Wednesday, February 20, 2008

Little Bit About A Little Dog

Tali came to us from the Eagle County Humane Society. Like most mountain town humane societies Eagle is a no kill shelter. When they have room they take in animals for kill shelters around the state. Tali had been the youngest member of a feral pack in Mesa County when she was brought into the shelter. She and her brother were on the list to be put down when they got a free ride to Eagle. (Which I find ironic seeing as though the towns in Eagle County will buy a bus ticket for feral humans wandering their towns to ship them to other places.) We saw Tali’s picture on a web site and loaded up our older dog to make the drive to meet this little white puppy.
She was shy, timid, and quiet in clear opposition of her six-month-old puppy frame. She had been attacked by another dog and had a large bite wound on her muzzle. Because of this she spent her time in the shelter in quarantine. We took her out to play with our other dog Riddle and they got along, Riddle wasn’t quite sure what to do with her. My wife and I took Riddle on a long walk around the area, talked about this little white puppy, saw her one more time and that was that. We signed the paper work, loaded her into our car and we were now a two dog family.
We discussed names on the way home and Talus was our favorite. Our first night with her was a foreshadowing of the months to come. When it was time to take the dogs for their nightly walk it was snowing, (yes this was June) with 50mph winds and felt like total chaos. Tali was terrified and shook and refused to pee. So we made the decision that we would just have to clean up after her in the morning.
The weeks to come we learned what we were in for. Tali it turns out loves to talk, she barks at just about anything she can. She was terrified of any dog, car, person, tree, leaf, or shadow we came across on our walks. She was so petrified that she would hurl herself into the air in absolute hysterics anytime we came across another dog. Two full one on one dog training sessions later and weeks of constant obedience work, we weren’t sure if we could give this little puppy the home she needed. However, we made the commitment to take this dog in and we need to do what ever it took to make her happy.

(more to come)


Cesar Millan said...

You need to be pack leader. Become calm assertive and dog, dog will become calm submissive. You strive for calm submissive and you have happy dog and happy owner.

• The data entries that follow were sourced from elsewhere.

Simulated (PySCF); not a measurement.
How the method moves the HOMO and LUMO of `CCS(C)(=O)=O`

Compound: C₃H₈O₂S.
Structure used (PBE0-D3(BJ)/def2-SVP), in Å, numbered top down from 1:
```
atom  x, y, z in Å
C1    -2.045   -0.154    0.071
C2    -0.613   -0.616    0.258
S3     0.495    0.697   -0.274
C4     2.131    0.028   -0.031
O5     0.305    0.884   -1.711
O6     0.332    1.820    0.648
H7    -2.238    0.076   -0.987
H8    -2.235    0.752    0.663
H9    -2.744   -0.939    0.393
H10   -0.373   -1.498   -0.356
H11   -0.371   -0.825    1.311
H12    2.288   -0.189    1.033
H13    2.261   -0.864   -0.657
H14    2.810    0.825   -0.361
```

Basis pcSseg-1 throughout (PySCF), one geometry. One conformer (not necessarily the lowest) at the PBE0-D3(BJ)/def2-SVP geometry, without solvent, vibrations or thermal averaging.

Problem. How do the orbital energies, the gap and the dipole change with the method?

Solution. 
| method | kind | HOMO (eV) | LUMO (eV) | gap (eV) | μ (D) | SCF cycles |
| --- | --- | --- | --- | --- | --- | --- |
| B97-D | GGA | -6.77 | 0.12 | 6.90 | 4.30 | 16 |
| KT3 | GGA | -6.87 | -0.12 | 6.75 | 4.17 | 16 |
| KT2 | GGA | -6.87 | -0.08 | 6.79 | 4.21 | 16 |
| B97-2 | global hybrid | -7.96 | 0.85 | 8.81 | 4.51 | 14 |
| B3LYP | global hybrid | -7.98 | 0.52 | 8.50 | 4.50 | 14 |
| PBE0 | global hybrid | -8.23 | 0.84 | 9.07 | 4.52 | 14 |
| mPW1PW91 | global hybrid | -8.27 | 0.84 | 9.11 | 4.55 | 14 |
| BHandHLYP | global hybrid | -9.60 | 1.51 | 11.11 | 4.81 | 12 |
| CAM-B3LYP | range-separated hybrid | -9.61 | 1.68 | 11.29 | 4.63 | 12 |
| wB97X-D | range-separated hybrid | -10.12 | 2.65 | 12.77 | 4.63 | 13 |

Bitter McFrontranger said...

I didn't realize most mountain towns humane societies were no-kill. Do they even sell leashes in Colorado mountain towns? Because all I ever see are dogs with some sort of climbing rope around their collar - and they're usually alone and tied to a fence or a tree for hours out in front of some coffee shop in Vail/Steamboat/Telluride/you-name-it-ski town.

Dave Philipps said...

No, that coffee shop is the no-kill shelter. They just leave em tied out there until some hippie takes 'em. Like Hunter.